Unfortunately, all the promises were wrecked by weaker financial results this time around:
- $4.8 million sales for Q1 in 2014, down from $6.8 million for Q1 in 2013
- $3.8 million worth of goods sold
- Gross profit margins down to 21% from 42% for same period in 2013
- Selling expenses up 78% to $2.3 million
So despite the brands and the possibilities, now there is at least some proof that the e-cigarette business is not a foolproof source of gains. Other selections, such as Vapor Group Inc. (OTCMKTS:VPOR) grew just as fast, though with extra support from the potential to be counted as marijuana stocks. For now, VPOR glides around $0.07, down from a peak at $0.40.
Vape Holdings, Inc. (OTCMKTS:VAPE) struggles on to keep some of its positions, though it seems on track to wipe out the high price from before the reverse split. The projections that VAPE would crash below $2 may turn out quote realistic. On Wednesday, VAPE opened lower, pushing down toward $0.28.
Investors’ forums are quite inactive for VPOR, though the mood in several postings states that perhaps the e-cig sector is quite overrated. The verdict for one of the leaders, Victoria Electronic Cigarettes, Corp. (OTCMKTS:ECIG), is that even the recent crash toward $6 is not enough, and the price is not justified. ECIG is getting more volatile, moving down between $7 and $8.

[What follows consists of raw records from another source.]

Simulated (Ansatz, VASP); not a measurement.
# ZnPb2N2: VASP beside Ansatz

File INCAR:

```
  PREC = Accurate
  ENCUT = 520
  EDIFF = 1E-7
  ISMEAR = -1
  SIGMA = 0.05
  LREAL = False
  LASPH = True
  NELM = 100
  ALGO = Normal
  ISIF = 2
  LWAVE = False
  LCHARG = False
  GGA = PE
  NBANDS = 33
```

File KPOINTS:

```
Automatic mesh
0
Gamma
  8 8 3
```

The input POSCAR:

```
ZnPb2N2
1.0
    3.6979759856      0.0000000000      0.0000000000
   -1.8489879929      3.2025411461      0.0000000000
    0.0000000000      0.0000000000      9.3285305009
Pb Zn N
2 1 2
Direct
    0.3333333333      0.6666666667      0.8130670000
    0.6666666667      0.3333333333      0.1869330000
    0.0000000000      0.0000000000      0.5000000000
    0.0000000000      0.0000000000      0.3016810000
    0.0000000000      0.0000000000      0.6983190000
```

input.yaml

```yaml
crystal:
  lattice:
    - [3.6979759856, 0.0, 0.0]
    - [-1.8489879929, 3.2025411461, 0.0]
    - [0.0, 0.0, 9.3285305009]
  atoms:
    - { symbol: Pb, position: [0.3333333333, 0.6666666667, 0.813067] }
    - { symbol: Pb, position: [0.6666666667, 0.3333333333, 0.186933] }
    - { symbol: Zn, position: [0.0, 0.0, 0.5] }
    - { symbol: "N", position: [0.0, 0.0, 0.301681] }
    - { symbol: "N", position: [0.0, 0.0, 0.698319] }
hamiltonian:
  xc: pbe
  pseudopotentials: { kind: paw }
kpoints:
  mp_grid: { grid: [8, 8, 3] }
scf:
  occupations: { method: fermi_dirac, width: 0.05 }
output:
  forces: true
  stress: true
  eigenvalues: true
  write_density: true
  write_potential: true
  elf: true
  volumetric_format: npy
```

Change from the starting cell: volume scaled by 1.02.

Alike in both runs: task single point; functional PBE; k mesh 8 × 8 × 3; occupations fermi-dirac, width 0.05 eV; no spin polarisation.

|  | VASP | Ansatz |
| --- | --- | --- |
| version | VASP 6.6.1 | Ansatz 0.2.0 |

If you still see VPCO and the other selections as a source of gains on a fast recovery, it is better to notice that the e-cig sector had its own bubble conditions even outside the MMJ hype. Plan your investments accordingly to avoid getting caught in the lowered trading volumes. What is even more worrying is that currently the VPCO landing page on the OTC markets does not contain data on shares outstanding or the free float.
Buying VPCO means getting a cat in a bag, with unknown pressures on the stock price.